There’s a new district in town.
Councilman Jimmy Van Bramer (D-Sunnyside), chairman of the Cultural Affairs Committee, announced the designation of the Kaufman Arts District in Astoria.
“This corner of Queens has quickly become a vibrant community of cultural venues and arts organizations that have attracted some of our generation’s greatest artists,” Van Bramer said during the Friday morning event. “Within the borough’s first official arts district, our goals will be to nurture the existing artists and arts organizations, to draw additional, cutting-edge arts groups here and to create an environment in which artistic work will flourish.”

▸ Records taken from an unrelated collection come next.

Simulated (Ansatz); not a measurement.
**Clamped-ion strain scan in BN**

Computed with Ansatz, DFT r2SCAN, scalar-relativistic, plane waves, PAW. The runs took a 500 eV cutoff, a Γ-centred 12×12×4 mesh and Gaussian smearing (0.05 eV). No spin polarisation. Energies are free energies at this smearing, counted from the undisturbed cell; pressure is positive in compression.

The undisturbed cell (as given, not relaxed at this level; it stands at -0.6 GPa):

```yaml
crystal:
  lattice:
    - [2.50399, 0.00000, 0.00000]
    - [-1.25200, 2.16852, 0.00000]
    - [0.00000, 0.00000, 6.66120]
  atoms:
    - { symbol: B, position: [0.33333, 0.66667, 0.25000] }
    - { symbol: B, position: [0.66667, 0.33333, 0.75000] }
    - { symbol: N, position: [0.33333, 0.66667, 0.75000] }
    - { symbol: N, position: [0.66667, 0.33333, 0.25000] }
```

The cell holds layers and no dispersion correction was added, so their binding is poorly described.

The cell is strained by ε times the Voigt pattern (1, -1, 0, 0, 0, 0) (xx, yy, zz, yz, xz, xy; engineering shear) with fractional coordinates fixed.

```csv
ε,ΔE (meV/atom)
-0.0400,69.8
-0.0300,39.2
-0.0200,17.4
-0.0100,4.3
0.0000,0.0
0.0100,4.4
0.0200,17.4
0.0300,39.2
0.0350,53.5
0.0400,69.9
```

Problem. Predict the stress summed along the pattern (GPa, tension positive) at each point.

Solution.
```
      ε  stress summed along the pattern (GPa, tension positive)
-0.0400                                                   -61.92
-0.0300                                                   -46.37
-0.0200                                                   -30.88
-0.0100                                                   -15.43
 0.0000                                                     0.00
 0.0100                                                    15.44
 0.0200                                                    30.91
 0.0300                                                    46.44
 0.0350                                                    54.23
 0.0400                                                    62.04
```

Anchored by Kaufman Astoria Studios and the Museum of the Moving Image, the Kaufman Arts District’s mission will be to advance and promote the area as a world-class, vibrant cultural destination and home for creative industries.
The area is also home to the highly regarded Frank Sinatra School of the Arts, the Astor Room — a restaurant that is housed in the former Paramount commissary — Studio Square, the Queens Council on the Arts, UA Kaufman Astoria Cinemas, the Theater Development Fund’s costume collection and the Astoria Performing Arts Center.
The district is bounded by the bustling 31st Street — where the main entrances to the museum and the studio are — to the west, 34th Avenue to the north, Steinway Street to the east and 37th Avenue to the south.
“As a borough resident who was born and raised only a few block from here, I am proud to say that I helped play a major role in working with the partners to make this day a reality,” Van Bramer, who tried on a vintage ringmaster jacket during the ceremony, said.
Assemblywoman Aravella Simotas (D-Astoria) said the district will elevate the already well-known area even more.
“The new Kaufman Arts District is a wonderful opportunity to showcase and foster Western Queens’ continued rise as an arts and culture destination,” she said. “The designation will recognize that the area surrounding Kaufman Astoria Studios has been transformed by the hard work of so many into a world-class, vibrant cultural and arts district in the heart of Astoria.”
While institutions such as Kaufman have received some flack from surrounding neighbors for taking away parking spaces to accommodate shoots, electeds including state Sen. Mike Gianaris (D-Astoria) assert that the pros outbalance the cons.
“The arts have always been at the heart of Astoria’s cultural heritage, thanks in no small part to the presence of Kaufman Astoria Studios,” he said. “Over the years Kaufman and Western Queens have blossomed side by side into a citywide landmark and a neighborhood that doubles as a world-class destination of the arts. It is only right that the Kaufman Arts District will officially proclaim that our community is home to one of the great cultural centers in the world, something all who live here have known for a long time.”